Change is the only constant in this world. However, with each shift in the road to progress, humans created surroundings that would minimise labour. When one looks back at the greatest inventions of all time, right from fire to bitcoins, humans created something that would aid them and not replace them.
Tractors were created to help in efficient farming, while the manufacturing sector chose assembly lines for better productivity and computers were introduced to assist with digital accuracy. These three examples are now industries on their own that employ a large number of people.
Our societys neophobia - the fear of new things - is back again with the raging wave of artificial intelligence (AI) and automation. The talks in town gained more voices when IT layoffs were announced.
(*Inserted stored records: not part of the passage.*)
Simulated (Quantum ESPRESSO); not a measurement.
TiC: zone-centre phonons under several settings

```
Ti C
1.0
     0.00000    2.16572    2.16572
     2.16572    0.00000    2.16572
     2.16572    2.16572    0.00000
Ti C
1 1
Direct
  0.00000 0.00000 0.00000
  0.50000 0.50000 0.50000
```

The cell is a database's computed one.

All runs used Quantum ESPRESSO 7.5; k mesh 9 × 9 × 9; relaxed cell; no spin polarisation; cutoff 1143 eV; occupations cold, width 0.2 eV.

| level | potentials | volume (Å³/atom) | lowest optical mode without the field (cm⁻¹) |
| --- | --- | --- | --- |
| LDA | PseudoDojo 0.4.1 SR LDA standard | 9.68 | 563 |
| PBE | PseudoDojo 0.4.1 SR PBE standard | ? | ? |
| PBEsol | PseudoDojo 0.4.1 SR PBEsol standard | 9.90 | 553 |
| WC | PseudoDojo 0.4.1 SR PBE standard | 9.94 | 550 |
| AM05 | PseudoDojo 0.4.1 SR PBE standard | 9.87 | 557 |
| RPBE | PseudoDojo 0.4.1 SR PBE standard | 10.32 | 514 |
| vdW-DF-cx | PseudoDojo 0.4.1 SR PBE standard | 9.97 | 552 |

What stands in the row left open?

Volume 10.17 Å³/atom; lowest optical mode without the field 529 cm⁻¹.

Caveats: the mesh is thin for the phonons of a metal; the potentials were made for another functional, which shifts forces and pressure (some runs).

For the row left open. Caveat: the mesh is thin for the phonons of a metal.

As industries such as software, manufacturing and virtual businesses, absorbed the ease of automation in work, people feared increasingly of losing their jobs. This may be true to some extent as a short-term outcome, but over a longer horizon, AI and automation technology will be a net creator of jobs.
Each task that is performed requires a certain skill set; to be a farmer, one has to have the knowledge of the soil, the crops, the seasons, the sowing pattern, regular watering and harvest techniques. Now, automating areas of this task will increase efficiency, which is what AI and automation are here to do, but, does not make the farmer irrelevant. This way, the other skills that a farmer has would be more valuable, economically. Hence, automation will streamline the required skills and to develop the same, will require more people.
This is the situation in many industries such as textile and automobile where the routine tasks are being handled by AI. In the service sector, some of the jobs such as answering a query, routine recommendations and searching for information will be performed by AI.
But those functions such as creativity, personal touch, innovation and critical thinking will still be done by humans. What this implies is upskilling of existing employees and also bringing in new trained entrants as upskilling alone will not be sufficient to fill the gap.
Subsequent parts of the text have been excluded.